Interactive Visualization Interface for Text Exploration and Annotation
- VL Human-Computer Interaction 1 or VL Data Visualization
- Preferred: Completion of the lecture on "User-Centered Design"/"Human-Computer Interaction I" and the lecture on "Wissenschaftliches Arbeiten in der Informatik"
- Proficiency in German & English
The exploration and annotation (or labeling) of large-scale text corpora is a complex and cumbersome task (Ruppert et al., 2017). Dimensionality reduction (DR) is therefore frequently used for analyzing and visualizing these high-dimensional data. However, even though the DR provides a good first overview of the data, the interpretation of the visualization is challenging. Clustering techniques can help to group topics into groups to provide a better overview. However, effective support to understand cluster characteristics is still rare. Recent work has explored possible interaction approaches with DR visualizations (e.g., DR parameter tuning), which can be used as a starting point in this work (Sacha et al., 2016). We would like to extend this line of work, with the emerging area of ML interpretability (Legg et al., 2019). By providing explanations to the analyst, that explains the DR parameter tuning opportunities but also, for example, the impact of the used clustering method on the visualization, helps to reflect on the impact of these explanations on understanding the DR results. However, what explanations are useful in this area of research remains unclear.
In the context of a current project at the HCC, a text analysis pipeline has been build that uses UMAP as DR method and k-medoids as clustering method. This set-up shall be used by non-technical experts for specifying topics in a text corpora. The questions is, how this process of annotating clusters of text can be supported by explanations. These explanation are used to support users in their annotation task.Objectives
This BSc. thesis aims to provide a first interactive visualization interface, that allows users to interactively explore shared topics of a text corpora. This prototype shall especially help to determine existing explanation needs of users. A subset of these explanation needs should already be realized in suitable explanations.
- Use the UMAP explorer (https://github.com/GrantCuster/umap-explorer) and select existing interaction approaches from literature provide a first interactive visualization interface. For example, allow users to explore the clustering results (e.g. contained documents, relevant feature terms), and quality measures.
- Conduct interview studies (e.g. contextual inquiry) for determining existing explanation needs and translate them into explanation.

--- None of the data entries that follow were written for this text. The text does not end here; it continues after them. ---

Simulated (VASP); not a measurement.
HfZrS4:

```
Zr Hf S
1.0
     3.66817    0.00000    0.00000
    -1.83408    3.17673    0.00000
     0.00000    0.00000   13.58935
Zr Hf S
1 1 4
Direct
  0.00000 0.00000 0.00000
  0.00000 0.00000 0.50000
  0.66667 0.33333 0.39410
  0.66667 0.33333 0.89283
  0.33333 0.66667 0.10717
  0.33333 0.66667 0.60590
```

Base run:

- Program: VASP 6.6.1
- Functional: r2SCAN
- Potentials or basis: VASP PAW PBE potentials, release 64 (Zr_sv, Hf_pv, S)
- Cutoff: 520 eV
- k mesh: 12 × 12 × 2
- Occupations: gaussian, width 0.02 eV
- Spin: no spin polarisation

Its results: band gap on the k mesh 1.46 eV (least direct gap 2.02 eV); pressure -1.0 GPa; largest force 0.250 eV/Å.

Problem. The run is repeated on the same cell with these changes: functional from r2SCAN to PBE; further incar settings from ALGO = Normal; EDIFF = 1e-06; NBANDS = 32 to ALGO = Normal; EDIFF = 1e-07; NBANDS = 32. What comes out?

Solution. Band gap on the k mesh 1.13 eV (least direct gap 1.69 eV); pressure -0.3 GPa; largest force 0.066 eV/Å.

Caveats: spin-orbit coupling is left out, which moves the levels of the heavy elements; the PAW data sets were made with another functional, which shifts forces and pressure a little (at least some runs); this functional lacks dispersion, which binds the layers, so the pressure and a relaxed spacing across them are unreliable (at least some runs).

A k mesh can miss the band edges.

- Extend the interactive visualization interface by additional explanation.
- Validate the usefulness of the interactive visualization interface with a usage scenario describing how users can explore document collections in a visual and interactive way.
 Legg, P., Smith, J., & Downing, A. (2019). Visual analytics for collaborative human-machine confidence in human-centric active learning tasks. Human-centric Computing and Information Sciences, 9(1), 1-25.
 Ruppert, T., Staab, M., Bannach, A., Lücke-Tieke, H., Bernard, J., Kuijper, A., & Kohlhammer, J. (2017). Visual interactive creation and validation of text clustering workflows to explore document collections. Electronic Imaging, 2017(1), 46-57.
 Sacha, D., Zhang, L., Sedlmair, M., Lee, J. A., Peltonen, J., Weiskopf, D., ... & Keim, D. A. (2016). Visual interaction with dimensionality reduction: A structured literature analysis. IEEE Transactions on Visualization and Computer Graphics, 23(1), 241-250.